Dolt is git for databases
I came across Dolt which purports to be “Git for Data”:
Dolt is a SQL database that you can fork, clone, branch, merge, push and pull just like a git repository. Connect to Dolt just like any MySQL database to run queries or update the data using SQL commands. Use the command line interface to import CSV files, commit your changes, push them to a remote, or merge your teammate’s changes.
I haven’t tried this, so I’ve no idea how well it delivers on the promise. However, this could be something of a game changer for postgrest. Postgrest is a webserver, that inspects your database and then exposes it as a Rest API:
PostgREST is a standalone web server that turns your PostgreSQL database directly into a RESTful API. The structural constraints and permissions in the database determine the API endpoints and operations.
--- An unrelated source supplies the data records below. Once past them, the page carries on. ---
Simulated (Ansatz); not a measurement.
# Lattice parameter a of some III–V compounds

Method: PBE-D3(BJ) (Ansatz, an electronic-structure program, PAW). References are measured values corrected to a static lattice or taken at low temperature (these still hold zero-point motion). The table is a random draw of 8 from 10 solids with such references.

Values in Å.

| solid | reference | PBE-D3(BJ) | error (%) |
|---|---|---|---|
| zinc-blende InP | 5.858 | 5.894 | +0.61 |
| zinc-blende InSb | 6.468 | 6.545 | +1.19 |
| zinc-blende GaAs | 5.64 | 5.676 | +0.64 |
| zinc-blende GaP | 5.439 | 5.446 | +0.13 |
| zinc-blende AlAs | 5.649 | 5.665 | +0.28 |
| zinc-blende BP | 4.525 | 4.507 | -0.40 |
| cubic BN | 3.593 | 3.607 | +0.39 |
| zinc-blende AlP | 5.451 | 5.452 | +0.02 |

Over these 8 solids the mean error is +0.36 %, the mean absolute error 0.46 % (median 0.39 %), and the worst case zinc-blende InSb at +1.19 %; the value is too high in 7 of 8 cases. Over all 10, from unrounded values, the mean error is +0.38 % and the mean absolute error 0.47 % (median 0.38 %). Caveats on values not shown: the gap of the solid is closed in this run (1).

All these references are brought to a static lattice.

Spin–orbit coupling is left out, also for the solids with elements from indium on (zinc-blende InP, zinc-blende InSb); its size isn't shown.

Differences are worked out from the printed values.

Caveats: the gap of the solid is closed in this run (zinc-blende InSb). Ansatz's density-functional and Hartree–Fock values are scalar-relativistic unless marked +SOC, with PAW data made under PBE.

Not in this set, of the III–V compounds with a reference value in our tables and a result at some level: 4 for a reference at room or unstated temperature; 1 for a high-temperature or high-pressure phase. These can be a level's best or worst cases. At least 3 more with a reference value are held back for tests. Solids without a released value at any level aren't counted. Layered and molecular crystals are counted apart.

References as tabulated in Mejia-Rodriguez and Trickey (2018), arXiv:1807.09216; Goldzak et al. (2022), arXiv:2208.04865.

To begin with this sounds a bit nuts, you have to do your backend coding in SQL. However, I’ve tried this, and I found the experience pretty nice. It mostly feels like coding in a functional language. It completely solves the challenges of mapping object-relational mappings otherwise known as the Vietnam of Computer Science. It does this because there is no mapping to even consider because you’re already developing in SQL.
I found that using PostgREST meant that you were very aware of how your data was being stored, in contrast to using some ORM in which it’s quite likely that you do not really know how your data is stored, and perhaps more seriously, you do not know how that data is marshalled from the database into your programming language’s memory model. It’s not that you cannot know, it’s just that you have to dig to find that out, so day-to-day it tends to be ignored, until there is a problem.
So anyway, postgREST was pretty nice, with one fairly major caveat, it doesn’t play very nicely with source code control. You can use both a database and, say git. But it’s a bit painful, and it feels like you’re fighting the system. What it means is you’re writing scripts to migrate the database, rather than just writing code. So I found it pretty awkward.
Dolt, however, could change this and make the whole experience more pleasant. I stress though that I haven’t tried Dolt at all, let alone in combination with postgREST. One little corollary if it did turn out to be a game-changer. The folks building postgREST, never knew that Dolt was going to come along, their philosophy was always challenging, but they simply trusted in their idea and built the part of the chain that they could. I think this is how innovation often happens.